In an age where information circulates instantaneously, disinformation has emerged as a formidable threat to the fabric of society and political stability. No longer confined to fringe conspiracy theories, the deliberate spread of false information has infiltrated mainstream discourse, manipulating public opinion, undermining trust in institutions, and even influencing elections. As technology evolves, so too do the tactics of those who wield disinformation, making it a pressing issue that demands our immediate attention and action.

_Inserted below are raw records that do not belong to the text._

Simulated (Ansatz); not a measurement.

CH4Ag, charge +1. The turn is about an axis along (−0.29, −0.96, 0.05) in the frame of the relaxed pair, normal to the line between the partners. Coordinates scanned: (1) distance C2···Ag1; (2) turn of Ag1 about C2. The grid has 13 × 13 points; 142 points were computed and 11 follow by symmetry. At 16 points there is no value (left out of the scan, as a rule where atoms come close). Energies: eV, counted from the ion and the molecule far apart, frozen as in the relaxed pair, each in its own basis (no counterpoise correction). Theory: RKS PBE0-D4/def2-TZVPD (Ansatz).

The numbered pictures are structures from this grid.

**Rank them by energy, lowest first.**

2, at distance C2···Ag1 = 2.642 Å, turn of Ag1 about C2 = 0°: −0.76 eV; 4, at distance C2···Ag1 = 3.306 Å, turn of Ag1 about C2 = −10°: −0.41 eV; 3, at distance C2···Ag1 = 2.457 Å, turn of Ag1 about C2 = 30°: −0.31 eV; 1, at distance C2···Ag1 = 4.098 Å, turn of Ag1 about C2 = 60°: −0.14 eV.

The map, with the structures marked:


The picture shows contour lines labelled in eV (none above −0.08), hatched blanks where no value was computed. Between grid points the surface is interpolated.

Disinformation refers to the intentional dissemination of false or misleading information with the aim of deceiving or manipulating the public. Unlike misinformation, which is incorrect information shared without malicious intent, disinformation is strategically crafted to mislead people, influence public opinion, or undermine trust in institutions. Certainly, while disinformation presents a significant challenge globally, its impact is especially noteworthy in regions with younger democracies and less resilient institutions, such as the Balkans and Central and Eastern Europe, including countries like Czech Republic, Slovakia, Poland and Kosovo.
Disinformation in Poland and its impact
The disinformation activities in the Visegrad countries, although with varying degrees of intensity from country to country, have been developed for a long time. In Poland disinformation activities intensified since the annexation of Crimea in 2014. A characteristic feature of the disinformation space in Poland is its dispersion and its bottom-up, often localized nature. It has to be added, that at the same time, the activities of (mainly) Russian secret services, diplomacy and specialized units are not insignificant in the disinformation space. A special role in the spread of disinformation is played by dedicated websites, social media groups and various discussion forums in the online space. Each of these forms of disinformation targets different groups of population due to their specific social and demographic characteristics. The problem of spreading (most often Russian) disinformation is a long-standing issue in Poland, as in the whole Visegrad Group countries, and the intensification of this process has become priority for some foreign operations in the region.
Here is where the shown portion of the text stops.